Engaging people with lived experience of gender-based violence is central to WomanACT’s work. Survivors’ personal experiences of systemic barriers is key to creating solutions to overcome them. In addition, survivors’ stories, experiences, and ideas are powerful tools for education and advocacy. Understanding organizational value to engaging people with lived experience, and being open to learning and change, is important to creating organizational readiness to engage people with lived experience.

Improves service quality 

Organizations that incorporate people with lived experience into their service design and evaluation shows to improve program outcomes, including program quality and service user satisfaction. People with lived experience provide a personal perspective about how services and initiatives are received based on their own intersecting identities. Organizations can consider a range of opportunities for people with lived experience across all organizational structures to influence different types of decision making across service delivery, such as boards, proposal and program development or evaluation teams.

Increases organizational capacity

Creating collaborative spaces for team members and people with lived experience to jointly explore priority areas for community and system solutions encourages bi-directional knowledge exchange. It also increases the accountability of team members to improve program outcomes. For example, the Centre for Addiction and Mental Health (CAMH) has a program called From Surviving to Advising that aims to pair senior psychiatry residents with service users in recovery to promote mutual growth and understanding. Joint spaces have the added advantage of grounding decision-makers and humanizing discussions that may sometimes get lost in bureaucracy.

Builds trust with the community

Community engagement can be strengthened when facilitated by people with lived experience as they tend to prompt genuine and authentic conversations grounded in their personal experiences. Building trust takes time and can require frank and difficult conversations. For example, WomanACT’s AGES project, which working to improve access to services for senior women experiencing violence, engages senior women as advisors. The senior women also operate as a conduit between the organization and community members and use a snowball approach to engage senior women and community groups.  

Promotes trauma-informed organizational development 

Trauma-informed organizational development requires organizational processes to evolve from an individual hierarchical-driven approach to collaborative community approaches. Community approaches encourage organizations to intentionally consider how all structures (e.g., boards, leadership, HR, frontline) and services can include people with lived experiences. People with lived experience have insight into how power can manifest and what can be considered to reduce organizational power imbalances. Just as their engagement in community spaces promotes humanizing conversations and breaks down hierarchies, it also does so in organizations.

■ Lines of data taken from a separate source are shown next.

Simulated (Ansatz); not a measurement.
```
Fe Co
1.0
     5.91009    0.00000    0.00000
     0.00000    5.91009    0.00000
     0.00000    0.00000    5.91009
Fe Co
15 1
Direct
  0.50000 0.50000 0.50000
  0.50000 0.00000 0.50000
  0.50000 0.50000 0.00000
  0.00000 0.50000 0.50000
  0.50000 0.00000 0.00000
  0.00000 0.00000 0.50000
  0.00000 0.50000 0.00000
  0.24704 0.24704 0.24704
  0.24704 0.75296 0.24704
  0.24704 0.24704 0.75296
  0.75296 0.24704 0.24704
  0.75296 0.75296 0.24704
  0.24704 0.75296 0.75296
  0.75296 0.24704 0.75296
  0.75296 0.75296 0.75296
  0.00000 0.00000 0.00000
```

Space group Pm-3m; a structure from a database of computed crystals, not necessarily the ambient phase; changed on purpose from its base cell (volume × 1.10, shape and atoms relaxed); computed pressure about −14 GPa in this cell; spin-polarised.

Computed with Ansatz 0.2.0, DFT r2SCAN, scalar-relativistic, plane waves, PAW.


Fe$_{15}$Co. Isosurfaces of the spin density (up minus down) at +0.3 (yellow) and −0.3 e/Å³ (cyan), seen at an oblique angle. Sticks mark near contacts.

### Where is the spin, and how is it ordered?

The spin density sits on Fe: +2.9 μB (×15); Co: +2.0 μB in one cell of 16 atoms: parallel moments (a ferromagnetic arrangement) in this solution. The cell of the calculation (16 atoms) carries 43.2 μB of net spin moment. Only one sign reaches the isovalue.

Survivor engagement with WomanACT

WomanACT engages survivors in advisory, researcher and participant roles across our work. We are often seeking women and gender diverse people with lived experiences of gender-based violence, housing insecurity and poverty to fill advisory and researcher roles. Survivors receive training and are compensated for their time. If you are interested in hearing about upcoming opportunities to engage in our work, please sign up to our mailing list.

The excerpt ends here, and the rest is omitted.